Christopher Marlowe - The Scadbury Connection

Christopher Marlowe was born at Canterbury in 1563 and became one of the greatest poets and playwrights of his age.
Thomas Walsingham IV became Marlowe's patron and the poet is known to have stayed at Scadbury from time to time, and to have attended services at St.Nicholas' Church in Chislehurst.
He may have obtained material for 'The Massacre in Paris' from the Walsinghams. Sir Francis Walsingham, Thomas Walsingham's cousin, was the English Ambassador in Paris at the time of the St.Bartholomew's Day massacre of Protestant Huguenots in 1572.

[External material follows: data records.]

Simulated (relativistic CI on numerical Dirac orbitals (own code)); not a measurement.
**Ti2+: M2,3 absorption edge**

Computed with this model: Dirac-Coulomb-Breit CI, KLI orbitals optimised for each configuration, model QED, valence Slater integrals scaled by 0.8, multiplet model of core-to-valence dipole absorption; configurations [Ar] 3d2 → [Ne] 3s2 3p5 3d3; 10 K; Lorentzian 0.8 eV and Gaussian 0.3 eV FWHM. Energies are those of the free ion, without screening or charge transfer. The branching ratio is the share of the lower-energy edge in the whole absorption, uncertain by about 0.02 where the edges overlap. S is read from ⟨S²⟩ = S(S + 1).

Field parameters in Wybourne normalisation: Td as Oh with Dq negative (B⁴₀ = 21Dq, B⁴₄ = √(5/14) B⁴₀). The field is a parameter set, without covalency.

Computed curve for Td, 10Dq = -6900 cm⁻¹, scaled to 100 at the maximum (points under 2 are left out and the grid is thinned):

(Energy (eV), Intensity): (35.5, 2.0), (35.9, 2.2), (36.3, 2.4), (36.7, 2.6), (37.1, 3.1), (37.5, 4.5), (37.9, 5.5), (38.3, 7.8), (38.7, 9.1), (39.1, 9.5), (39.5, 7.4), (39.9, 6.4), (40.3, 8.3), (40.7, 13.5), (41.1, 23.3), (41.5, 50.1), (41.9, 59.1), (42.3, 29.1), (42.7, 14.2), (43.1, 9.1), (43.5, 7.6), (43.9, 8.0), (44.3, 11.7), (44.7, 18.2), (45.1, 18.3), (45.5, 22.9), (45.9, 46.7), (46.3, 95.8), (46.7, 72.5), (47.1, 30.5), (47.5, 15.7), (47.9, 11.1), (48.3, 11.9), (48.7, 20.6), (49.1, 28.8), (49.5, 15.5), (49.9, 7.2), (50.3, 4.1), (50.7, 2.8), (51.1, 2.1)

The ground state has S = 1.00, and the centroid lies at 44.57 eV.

Marlowe was arrested at Scadbury on 18 May 1593 on a charge of heresy brought after allegations made by Richard Baines. Baines appears to have been a doubtful witness, being hanged at Tyburn the following year for a ‘degrading offence’. Marlowe was freed following examination by the Privy Council on condition he remained within a few miles of the Court at Greenwich.
He died in a brawl in the house of Eleanor Bull at Deptford Strand on 30 May 1593. He was with there with Ingram Frizer, Robert Poley and Nicholas Skeres, all of whom were associated with Thomas Walsingham and probably companions of Marlowe at Scadbury. The subsequent Coroner’s report stated that they ‘could not be at one nor agree about the payment of the sum of pence, that is, le recknynge..’, and in the ensuing struggle Marlowe was fatally wounded above the eye.


Another faction believes that Christopher Marlowe was not killed at Deptford but was spirited away and went on to write Shakespeare's works.
Calvin Hoffman, an American theatre critic, claimed in 1952 that Marlowe was the author of Shakespeare's plays while in hiding at Scadbury or elsewhere following his contrived 'death'. He developed a theory that copies of the plays in Marlowe's hand could have been entombed with his patron, Sir Thomas Walsingham, in 1630. In 1956 the monument in St.Nicholas' Church was opened and found to contain no manuscripts. The remains of Walsingham were not disturbed, being in the vault below. It is interesting to note that Scadbury has another connection with the 'Shakespeare authorship' question. Roger Manners, Earl of Rutland, is said by some to be the author of the plays and was married to the grand-daughter of Sir Francis Walsingham.